As widely reported, the latest diktat from the leader of the British House of Commons, Jack Straw, quickly backed up by Prime Minister Tony Blair, and by the progressive Prime Minister of Italy, Romano Prodi, is this: the niqab is a Bad Thing. Wearing it can, and should, according to another British Minister, rightfully get you fired as a teaching assistant in an English school--and an employment tribunal agrees. As for Prodi:
"You can't cover your face. If you have a veil, fine, but you must be seen," Prodi told Reuters television. "This is common sense I think, it is important for our society. It is not how you dress but if you are hidden or not."
For Blair and for Straw, it stands for an unacceptable separation from "society." And, to be fair, a number of Muslim commentators concur that the niqab is not promoting a positive image of Islam. The veil is a vestige of submission from another world and time, it prevents social integration--and recognition. Our own warm-spirited Margaret Wente joins the chorus: "Take off your veils, ladies."
Meanwhile, in another part of the forest, women are forced to wear the veil: it is a protection, say the powers that be, portable purdah that holds at bay the unwelcome attention of strangers.
Women, in other words, are going to be dressed à la mode, even if the largely male decision-makers in this respect cannot quite agree on what the mode is to be. The women themselves, of course, will simply be acted upon--as usual.

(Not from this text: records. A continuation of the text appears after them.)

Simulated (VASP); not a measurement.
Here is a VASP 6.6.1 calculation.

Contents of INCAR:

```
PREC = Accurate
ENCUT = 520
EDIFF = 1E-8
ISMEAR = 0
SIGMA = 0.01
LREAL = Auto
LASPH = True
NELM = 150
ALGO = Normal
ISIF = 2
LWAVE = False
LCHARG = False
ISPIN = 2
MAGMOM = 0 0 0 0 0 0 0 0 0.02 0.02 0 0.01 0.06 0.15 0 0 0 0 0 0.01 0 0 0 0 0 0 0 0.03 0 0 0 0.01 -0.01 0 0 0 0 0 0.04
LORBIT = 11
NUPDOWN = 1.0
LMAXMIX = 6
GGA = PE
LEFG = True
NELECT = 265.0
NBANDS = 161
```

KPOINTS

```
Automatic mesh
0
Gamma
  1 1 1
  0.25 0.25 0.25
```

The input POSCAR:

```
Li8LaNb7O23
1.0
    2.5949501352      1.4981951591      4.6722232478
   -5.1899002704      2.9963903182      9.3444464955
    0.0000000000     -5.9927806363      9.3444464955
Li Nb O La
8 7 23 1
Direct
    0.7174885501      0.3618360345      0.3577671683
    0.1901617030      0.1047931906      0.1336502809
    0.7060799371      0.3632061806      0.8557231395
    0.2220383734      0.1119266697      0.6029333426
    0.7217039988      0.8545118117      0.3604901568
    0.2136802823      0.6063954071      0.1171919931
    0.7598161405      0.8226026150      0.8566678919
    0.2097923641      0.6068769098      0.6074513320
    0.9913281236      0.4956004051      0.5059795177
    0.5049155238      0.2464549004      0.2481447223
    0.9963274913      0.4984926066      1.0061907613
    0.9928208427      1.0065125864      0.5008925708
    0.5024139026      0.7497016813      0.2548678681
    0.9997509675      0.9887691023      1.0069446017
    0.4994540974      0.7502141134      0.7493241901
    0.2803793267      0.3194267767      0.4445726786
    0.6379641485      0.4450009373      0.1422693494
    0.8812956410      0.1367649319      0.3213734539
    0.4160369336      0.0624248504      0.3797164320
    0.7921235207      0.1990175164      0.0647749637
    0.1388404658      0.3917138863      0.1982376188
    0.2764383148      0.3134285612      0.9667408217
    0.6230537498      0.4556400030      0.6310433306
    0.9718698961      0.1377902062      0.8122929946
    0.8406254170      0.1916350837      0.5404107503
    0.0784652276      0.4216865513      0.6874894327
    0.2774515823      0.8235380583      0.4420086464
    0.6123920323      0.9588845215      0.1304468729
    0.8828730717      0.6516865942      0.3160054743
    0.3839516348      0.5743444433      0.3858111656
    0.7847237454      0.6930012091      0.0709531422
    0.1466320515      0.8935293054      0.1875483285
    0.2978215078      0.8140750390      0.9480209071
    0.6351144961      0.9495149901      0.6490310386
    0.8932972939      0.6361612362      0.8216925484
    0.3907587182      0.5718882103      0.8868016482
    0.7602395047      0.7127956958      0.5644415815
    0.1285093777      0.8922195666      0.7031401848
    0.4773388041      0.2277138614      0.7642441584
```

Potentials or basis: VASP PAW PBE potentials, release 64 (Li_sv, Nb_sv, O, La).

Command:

But what is really at stake here in the West, where the notion of a crazed dictator with nuclear weapons is overshadowed, at least for a moment, by an item of women's clothing? Something is striking a deep enough chord in our cultural unconscious to involve European prime ministers in a matter that applies to an utterly miniscule number of Muslim women in the West. What could it be? Feminists don't seem to know what to make of it--some are vocal, others are mute, as Sheema Khan notes in her excellent article on the subject. And those of liberal bent make their usual impotent pleas for tolerance, without really understanding what's going on.
Let me suggest, first of all, that the liberation of women is an excuse, not the underlying reason for the uproar. The male European leaders who have pronounced on this issue are a little closer to the mark in some of their comments: it's all about separation, and being seen.
Like the archer sending his missiles from an arrow slit in a besieged castle,covering a wide range while being effectively hidden from view, the niqabi sees, but is not seen. It is not merely that our gaze is thwarted. It is that her gaze is unimpeded. This is intolerable, even in 2006: we cannot permit this advantage to women. In the liberated West, we are told, women can wear whatever they wish (although men tend to dictate the fashions). But let women refuse to be displayed, and the leaders of Western nations will speak out forcefully.
Under cover, as it were, the culture wars continue: we fight feminism anew, and throw in a little orientalism for good measure. Here once again is the mysterious East, whose eyes alone are visible to us, the watcher from the shadows, all expression hidden from view, inscrutable as Westerners once described the Chinese, who made their faces into masks. What are they thinking? What are the subalterns plotting?
Because this is, in fact, all about vision, that sense that our modern age privileges over all others. The gaze immediately establishes unequal power relations: the observer, detached and knowing, and the observed, subject to observation and the object of the observer. Here, though, the niqabi has turned the tables: she is the observer, we the observed. Our own view of the Other, whether the object of our regard is a woman or a Muslim, or both, is deliberately obstructed. Our gaze is turned back. And the deep resonances of this polysemous act by a tiny handful of women, interpreted as resistance, are enough to draw forth the fury of world leaders. The reactions to Kim Jong Il's recent nuclear stunt, on the other hand, if only because entirely predictable in tone and substance, seem tame in comparison.